Best way to store a sparse matrix in .NET

Question

We have an application that stores a sparse matrix. This matrix has entries that mostly exist around the main diagonal of the matrix. I was wondering if there were any efficient algorithms (or existing libraries) that can efficiently handle sparse matrices of this kind? Preferably, this would be a generic implementation where each matrix entry can be a user-defined type.

Edit in response to a question/response:

When I say mostly around the main diagonal I mean that the characteristics of most of the matrices will be that most entries are clustered off of the main diagonal but there could be zeroes close to the diagonal and there could be non-zero values far out from the diagonal. I want something efficient for 'most' cases here.
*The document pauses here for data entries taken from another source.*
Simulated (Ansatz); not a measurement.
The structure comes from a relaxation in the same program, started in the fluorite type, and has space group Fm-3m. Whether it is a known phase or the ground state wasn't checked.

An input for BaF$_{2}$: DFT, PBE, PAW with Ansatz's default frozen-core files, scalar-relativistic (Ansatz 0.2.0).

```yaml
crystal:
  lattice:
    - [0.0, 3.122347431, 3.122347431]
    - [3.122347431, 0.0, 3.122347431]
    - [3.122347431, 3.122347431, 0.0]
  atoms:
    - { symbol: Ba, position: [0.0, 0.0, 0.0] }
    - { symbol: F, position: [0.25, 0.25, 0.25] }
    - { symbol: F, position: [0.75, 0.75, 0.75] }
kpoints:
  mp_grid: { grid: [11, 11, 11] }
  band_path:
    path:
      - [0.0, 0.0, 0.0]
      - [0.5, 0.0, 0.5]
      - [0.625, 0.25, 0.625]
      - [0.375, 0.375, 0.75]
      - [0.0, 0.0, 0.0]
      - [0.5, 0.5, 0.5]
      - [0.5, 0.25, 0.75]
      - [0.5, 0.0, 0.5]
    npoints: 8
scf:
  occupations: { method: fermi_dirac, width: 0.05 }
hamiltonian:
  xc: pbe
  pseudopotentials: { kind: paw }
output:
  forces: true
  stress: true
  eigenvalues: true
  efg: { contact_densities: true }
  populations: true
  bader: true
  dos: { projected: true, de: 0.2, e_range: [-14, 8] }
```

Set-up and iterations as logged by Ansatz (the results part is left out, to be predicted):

What will I be using this for? I need to be able to have efficient access to all values in a row or all values in a column. The values stored would be Boolean values. An example would be:

For all true values in a row, foreach column a true appears in set all the entries of the column to something
For all false values in a row, set the entry to something

This was all done with linked lists previously but was very confusing to implement. I was hoping that with a sparse matrix I could improve the algorithm but finding the 'right' type of sparse matrix algorithm has proved difficult.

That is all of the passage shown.